Each station is built around an MPC 823 processor/FPGA board, utilizing an NES controller that interfaces to the FPGA and provides input to the game running on the processor. The game board itself is displayed on a VGA monitor, with a framebuffer and the VGA hardware implemented on the FPGA.

Major hardware subcomponents:
NES Controller
The NES Controller is used for player input to the game.  It communicates with the processor in order for it to decide what actions to take.  It is used to place ships, attack, change screens, and request a rematch.  We used a timer to interrupt the processor at a rate of 60 Hz. During this interrupt, the processor reads the state of the NES controller buttons from the FPGA (We have a read controller for the NES Controller on the FPGA). The NES controller is essentially a shift register, and we had to implement hardware to send a series of pulses to the controller and sequentially read the button inputs at any given time.


VGA Monitor
The VGA Monitor is an essential part of our project.  It is where the players’ game boards are displayed, and where all the action takes place.  There are 3 main screens that the player will see on the monitor.  The ship placing screen is where the player will place his ships.  The player screen is where the player can see his own ships, and which ones have been hit (the bottom board of a traditional battleship game).  The attack screen is where the player can attack and see what squares he has already attacked (the top board of a traditional battleship game).  Note that confirming a hit or miss is done automatically.

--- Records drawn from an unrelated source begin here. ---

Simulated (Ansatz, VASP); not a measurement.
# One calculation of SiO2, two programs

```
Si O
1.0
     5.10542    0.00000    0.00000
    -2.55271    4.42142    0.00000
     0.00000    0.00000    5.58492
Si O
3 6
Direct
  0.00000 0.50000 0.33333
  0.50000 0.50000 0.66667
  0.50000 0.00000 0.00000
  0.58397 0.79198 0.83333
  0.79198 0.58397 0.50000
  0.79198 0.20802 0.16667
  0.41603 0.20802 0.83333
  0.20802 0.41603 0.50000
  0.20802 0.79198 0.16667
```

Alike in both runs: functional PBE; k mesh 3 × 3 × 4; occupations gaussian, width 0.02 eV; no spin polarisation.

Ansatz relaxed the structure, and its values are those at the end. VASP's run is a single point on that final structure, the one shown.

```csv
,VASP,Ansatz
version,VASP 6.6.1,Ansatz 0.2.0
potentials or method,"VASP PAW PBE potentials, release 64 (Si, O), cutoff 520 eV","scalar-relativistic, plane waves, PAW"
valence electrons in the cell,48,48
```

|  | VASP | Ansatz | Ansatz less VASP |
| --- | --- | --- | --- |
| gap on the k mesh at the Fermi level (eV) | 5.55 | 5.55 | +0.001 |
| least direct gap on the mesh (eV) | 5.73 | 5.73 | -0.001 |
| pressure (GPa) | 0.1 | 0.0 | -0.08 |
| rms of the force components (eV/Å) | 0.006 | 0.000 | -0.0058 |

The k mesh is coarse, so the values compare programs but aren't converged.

We had to implement our own framebuffer on the FPGA to store the current data on the screen between refreshes.  We had a separate module that generates the Horizontal Sync and Vertical Sync signals at the correct times, according to the VGA specification.  We made hardware modules that abstract away things such as writing a pixel, clearing a square, and clearing the board area to simple software calls.  The framebuffer has dual ports, so that we can read from and write to it at the same time.  There was not enough RAM on the FPGA to implement a 640x480 framebuffer, so we scaled it down to 320x240.  It still displays at 640x480, but each pixel in the framebuffer writes to four pixels on the screen.